EARTHQUAKE heroine Julie Ryan has returned to Britain after a week of rescue efforts in Pakistan.

The 38-year-old helped to save three children and assisted in the recovery of countless bodies as part of a team from the International Rescue Corps (IRC).

At her home in Welburn, near Malton, North Yorkshire, she relived the moments when the team found living victims buried in the rubble.

The first time was in Muzaffarabad, near the epicentre of the quake.

"We were told somebody had heard something from under a pile of rubble and went to investigate," she said.

"One of our team, Willie McMartin, from Scotland, put his hand into a hole with his torch - and another little hand grabbed the torch.

"It was a little 14-year-old boy and we proceeded to dig him out. It took about half an hour to get him free. He was covered with dust but otherwise fine."
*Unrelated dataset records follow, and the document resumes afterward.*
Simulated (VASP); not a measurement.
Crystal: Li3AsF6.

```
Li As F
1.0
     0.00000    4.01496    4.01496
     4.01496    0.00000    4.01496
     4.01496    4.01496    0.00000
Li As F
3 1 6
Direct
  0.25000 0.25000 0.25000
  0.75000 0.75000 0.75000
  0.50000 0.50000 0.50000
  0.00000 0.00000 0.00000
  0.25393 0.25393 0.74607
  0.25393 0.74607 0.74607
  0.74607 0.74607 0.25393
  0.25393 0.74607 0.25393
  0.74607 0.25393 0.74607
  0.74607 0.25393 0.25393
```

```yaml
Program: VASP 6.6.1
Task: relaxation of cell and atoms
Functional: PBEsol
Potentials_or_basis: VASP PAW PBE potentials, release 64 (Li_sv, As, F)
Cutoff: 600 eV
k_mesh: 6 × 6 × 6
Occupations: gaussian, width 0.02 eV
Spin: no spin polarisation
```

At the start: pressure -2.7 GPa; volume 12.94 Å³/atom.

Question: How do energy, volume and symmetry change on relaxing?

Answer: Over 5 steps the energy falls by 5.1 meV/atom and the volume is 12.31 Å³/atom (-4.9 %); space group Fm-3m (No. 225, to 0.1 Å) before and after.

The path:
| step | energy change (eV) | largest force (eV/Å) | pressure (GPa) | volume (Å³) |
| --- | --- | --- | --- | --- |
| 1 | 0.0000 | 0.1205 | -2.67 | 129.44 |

That was on the Monday. On the Wednesday Ms Ryan and her team, which also included Sheena McCabe from York, were flown by helicopter to the mountain village of Kahori, 10km away.

A religious school had been crushed by the quake and voices had been heard from under the rubble.

"I put my head in a hole and shouted out hello - and this voice, as clear as day, shouted back. There were two boys and they had been entombed on their beds for five days."

With the help of a German dog team the boys, aged 14 and 16, were rescued in a three-hour operation.

One of them had lain beside the remains of his brother throughout the ordeal and was covered with his blood.

But not all the rescue attempts were successful.

On their first day, the team members were taken to a school that had collapsed.

Of the 700 children on the school roll, only 200 had been accounted for and the rescuers immediately started searching for signs of life.

One rescuer - Ray Gray, from Beverley, near Hull, whose son, Stuart was killed in a motorbike crash in North Yorkshire three weeks ago - had to be pulled out of the rubble by his feet when an aftershock hit.

"We were finding body after body in what was left of that school, but no one who was alive," said Ms Ryan.

* Rescuers yesterday pulled a baby alive from the rubble of her home in the village of Sanger, in Pakistan, eight days after the earthquake struck.

The girl's brothers, aged seven and nine, led soldiers to the house where she was trapped.

The boys, who were carrying another baby sister, had arrived at an army camp on Saturday to ask for help.